One of the keys to system analysis in the notion of invariance.
A system can be seen as a box with inputs and outputs. To be able to understand outputs from inputs, or to predict outputs from inputs, you need to understand the rationality under the system.
Some crucial questions can be:
- are there "invariant" signals that are not modified, or only moderately so, through the system?
- can these special signals (sometimes called "root signals") be used to understand the behavior of arbitrary signals?
Linear and time-invariant systems use quite basic assumptions. Time-invariance is important in many cases: you don't want a sensor whose outputs, in the same conditions, change depending on the time of the day. Linearity or additivity is not respected everywhere, but many equations in physics are linear, or can be approximated, locally, by linear ones.
As said by @Matt L., only these two properties unfold a both "theoretically sound" and "practically efficient" framework. Root signals appear to be complex exponentials, they form bases of the space of signals. They can be used to interpret periodicity, the convolution inherent to the system can be turned into a simpler product in the dual frequency domain. Weighted averages become a central tool for defining filters.
And many more: you get a framework to discretized continuous signals and still deal with them easily (discrete Fourier transform), even faster implementations (FFT) and a wealth of related tools to deal with noise, nonstationarity, etc.
Disadvantages are LTI does not handle so well discontinuity and non-linearity (eg amplitude quantization, saturation). And since they are heavily related to least-squares and Gaussian noise, LTI is not the most robust to faults and outliers.

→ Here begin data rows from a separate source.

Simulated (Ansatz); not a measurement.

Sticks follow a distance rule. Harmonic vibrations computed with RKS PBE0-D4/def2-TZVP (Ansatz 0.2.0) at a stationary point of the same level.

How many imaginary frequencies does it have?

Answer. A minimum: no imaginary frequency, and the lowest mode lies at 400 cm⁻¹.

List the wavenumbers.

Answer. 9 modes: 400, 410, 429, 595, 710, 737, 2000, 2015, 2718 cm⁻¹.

So far, I have no knowledge of many other systems so rich and so "simple" as the same time. The notion of root signals and structures has been well developed for median-like systems for instance, but might be not used a lot, except for median-filter design.
In image processing, linearity is often not verified. Mathematical morphology is another example of a powerful framework, not based on linear algebra, but on lattices. Apparently, they are somehow related through a Cramér transform. But this is a whole different story.